Saturday, June 25, 2011

Dear T

For those of you who have been following my blog know that I've had a rough couple of months with my T. She has been unavailable, cancelling appointments, repeatedly rescheduling appointments, saying and doing things that have hurt me and my alters. Yesterday I had a session with her and I was so angry and upset with her that I could hardly talk to her. I left with hateful thoughts and feelings, which is not like me at all.

Today I wrote her a letter because I can express myself so much better with written words, and I want to share that letter with you guys...


"Dear T,

I’m sorry about yesterday. I know you are there to help me, it’s just really hard for me to vocalize what is going on in my head. Most of the time it is really scary and unpredictable and I just want to be able to talk about it, but it’s hard.

I want so badly to be liked by everybody but I feel like I always fall short. I want at least some consistency to my crazy life so I expect certain things to always be there and when they’re not, I lose it. I break down. I fall apart. I expect you to be there for me for that small block of time every week, and when you’re not it really really hurts me. When you promise you’ll do something and you don’t follow through with it, it really really hurts me. And this week I needed something consistent and nothing was and I couldn’t handle it anymore.

I know that things come up. I know life can throw some pretty wicked curve-balls that no one predicts. I know that even if you want something badly enough that you would kill for it, you still might not get it. I know that you can’t always be there because that wouldn’t be healthy for either one of us but I need to know that you won’t abandon me because so many people have. I really want to be able to work through these awful things and heal. I don’t want to be scared anymore.

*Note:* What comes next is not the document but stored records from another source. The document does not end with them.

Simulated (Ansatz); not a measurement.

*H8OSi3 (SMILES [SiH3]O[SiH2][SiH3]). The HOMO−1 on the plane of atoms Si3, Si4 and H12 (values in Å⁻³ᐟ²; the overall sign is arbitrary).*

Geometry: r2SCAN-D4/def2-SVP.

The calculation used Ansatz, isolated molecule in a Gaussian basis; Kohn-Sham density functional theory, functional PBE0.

I don’t think there is any way for me to help you understand why it is so scary for me but I’ll try… I feel…lost, unimportant, not trusted, frustrated, angry, upset, confused, heartbroken, abandoned. So now what? It doesn’t matter if I lose months at a time and never remember anything? It doesn’t matter if I don’t come out for days at a time? It doesn’t matter that because I’ve been the main person for so long that now it’s someone else’s turn? Yeah, I know I’m still “me” but my whole concept of “me” is so distorted anyway and now I find out that I’m not who I thought “me” was?

Right now I am terrified and scared half out of my mind because I don’t know who I am, but I know I won’t feel like this forever. I just need you to know that that is where I am at right now because I’m freaking out and I can’t talk to anybody else about it. Not H, not K, not R, not B, not anybody. I need you to be there, even if it is through emails, because I am really scared and I have no idea what to do.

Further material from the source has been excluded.